I DO WHAT I DO By Raghuram G. Rajan, HarperCollins, Rs 699
Raghuram Rajan brought a gust of fresh air into the Reserve Bank of India when he assumed office in September 2013 by being able to meld clear-headed ideas about monetary policy reform with the courage to take tough decisions even if they rattled overweening politicians and bureaucrats in Delhi.
He had clearly walked into a crisis. Back in May, the Federal Reserve of the United States of America had announced its decision to gradually taper its purchase of US bonds, signalling its intention to stop the steady flow of cheap money that was being used to stimulate a faltering US economy. The so-called taper tantrum roiled the Indian rupee and sent it skidding to an all-time low of approximately 69 to the dollar. The actual taper did not happen till December that year but it sent foreign investors scrambling to pull money out of the emerging markets including India.
The first task was to stem the rupee's slide. Rajan says that is when he got some excellent advice from his friend, Mexican central bank governor Agustín Carstens: bring down inflation if you want to stabilize the currency. Just two weeks after taking over as the RBI governor, Rajan shocked everyone by raising the policy-signalling repo rate by 25 basis points to 7.5 per cent - the first rate increase in almost two years - earning himself the reputation of a monetary policy hawk. He would not be able to shake off that tag until he announced his first rate cut 15 months later.

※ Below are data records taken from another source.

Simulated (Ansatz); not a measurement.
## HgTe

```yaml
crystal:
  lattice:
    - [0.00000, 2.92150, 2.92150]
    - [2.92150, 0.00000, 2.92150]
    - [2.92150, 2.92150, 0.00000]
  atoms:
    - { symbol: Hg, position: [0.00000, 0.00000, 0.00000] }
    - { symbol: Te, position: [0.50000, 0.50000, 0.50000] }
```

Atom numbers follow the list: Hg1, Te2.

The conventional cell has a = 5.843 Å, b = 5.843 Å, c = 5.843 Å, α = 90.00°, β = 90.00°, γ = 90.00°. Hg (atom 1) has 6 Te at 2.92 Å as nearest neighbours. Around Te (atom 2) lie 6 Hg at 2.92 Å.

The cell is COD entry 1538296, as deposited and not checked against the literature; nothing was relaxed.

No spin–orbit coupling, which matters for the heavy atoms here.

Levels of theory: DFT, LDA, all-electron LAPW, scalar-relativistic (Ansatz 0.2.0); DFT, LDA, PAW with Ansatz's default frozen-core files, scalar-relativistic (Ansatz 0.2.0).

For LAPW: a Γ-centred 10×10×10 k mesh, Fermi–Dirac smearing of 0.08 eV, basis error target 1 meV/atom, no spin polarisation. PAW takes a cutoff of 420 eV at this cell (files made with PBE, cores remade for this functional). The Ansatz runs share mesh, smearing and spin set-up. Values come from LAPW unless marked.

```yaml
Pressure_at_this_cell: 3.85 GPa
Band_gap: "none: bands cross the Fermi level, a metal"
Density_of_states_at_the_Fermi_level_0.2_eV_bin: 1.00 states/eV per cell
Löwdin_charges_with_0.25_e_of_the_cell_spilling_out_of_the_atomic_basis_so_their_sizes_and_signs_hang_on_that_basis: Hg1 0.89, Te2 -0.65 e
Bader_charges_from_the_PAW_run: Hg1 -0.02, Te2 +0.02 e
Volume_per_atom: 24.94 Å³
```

Rajan's book I Do What I Do - a collection of his speeches during his three-year stint at Mint Street interspersed with some commentary that provides background to the decisions of the central bank - is not a tell-all book, quite unlike the ones written by his predecessors Duvvuri Subbarao (Who Moved My Interest Rate?) and Y.V. Reddy (Advice and Dissent: My Life in Public Service). The speeches and the interlinking commentary focus on the big issues and not on individuals. "I have respected the privacy of conversations I had with various public figures," Rajan says in the book.
The book, which comes out after a year's self-imposed silence, had heightened expectations that it would throw some light on the conversations that were held in the lead up to the Modi government's controversial announcement of demonetization in November last year. Rajan has chosen to remain very guarded in his comments on the disruptive exercise - except to emphatically state that "at no point during my term was the RBI asked to make a decision on demonetization."
What is interesting is the fact that Rajan had made his views on demonetization clear long before the government was even contemplating such a move. In August 2014, someone had lobbed a question on the subject at him at the Lalit Doshi Memorial Lecture. Rajan reproduces an excerpt from a report that appeared in a newspaper which quoted him as saying: "In the past, demonetization has been thought as a way of getting black money out of circulation...Black money hoarders find ways to divide their hoard into smaller pieces...I think there are ways around demonetization. It is not that easy to flush out the black money."
In retrospect, Rajan was absolutely right. Last month, the RBI said in its latest annual report that Rs 15.28 trillion worth of demonetized notes had returned to the banking system - which meant that 99 per cent of all the scrapped notes had come back.
Rajan's tenure at the RBI was marked by three major developments: he recast the framework for the conduct of monetary policy by introducing the concept of inflation targeting which was anchored to the consumer price inflation. People may quibble about the idea of using the CPI as the inflation gauge, largely because it gives over 45 percentage weightage to food articles. In fact, this was one of the reasons why his predecessor, Governor Subbarao, preferred to track inflation measured by the wholesale price index.
There was a reason why he picked on the CPI. He says: "I sought to pinpoint the sources of inflation, especially food inflation, and why bringing it under control was in the farmer's interest. This was an extremely important point to make to the then governing UPA regime, which had a constituency that believed significantly higher food prices were in the farmers' interest...the way to fight inflation...was to signal that we were determined to bring it under control."
He laid out the template for issuing new banking licences based on a rigorous vetting process. He writes: "My focus was on freeing up entry into the banking system, especially for new banks that might target underserved clients, so that there would be more competition and better service for all customers." He also floated the idea of "on-tap licensing" under which anyone who met the criteria could hope to establish a new bank without having to worry about a pre-determined, time-bound window of approvals. That idea has yet to fly.
He was deeply concerned about the health of banks which were being forced to lend to borrowers who did not feel compelled to return the money. Very early in his tenure, he had focused on the idea of creating a tighter debt resolution mechanism after seeing the scale of stressed assets on the banks' books. The Insolvency and Bankruptcy Code was eventually put in place last year - after he left office - which has raised a tiny glimmer of hope.
Rajan was known for straight talking - and it often got him into trouble and eventually cost him his job. He admits some of his speeches were controversial "perhaps because I was speaking outside the usual areas of central banking and regulation, and perhaps because some of my warnings were surprisingly seen as challenges to the government." He was the only governor in recent times who was not given an extension. It is important to remember that India has had 24 RBI governors since 1934. The US Federal Reserve, in contrast, has had only 15 since 1914.
Rajan did what he did, without fear, favour or compromise. This book captures some of the significant moments from the tenure of the only RBI governor who was labelled a Rockstar.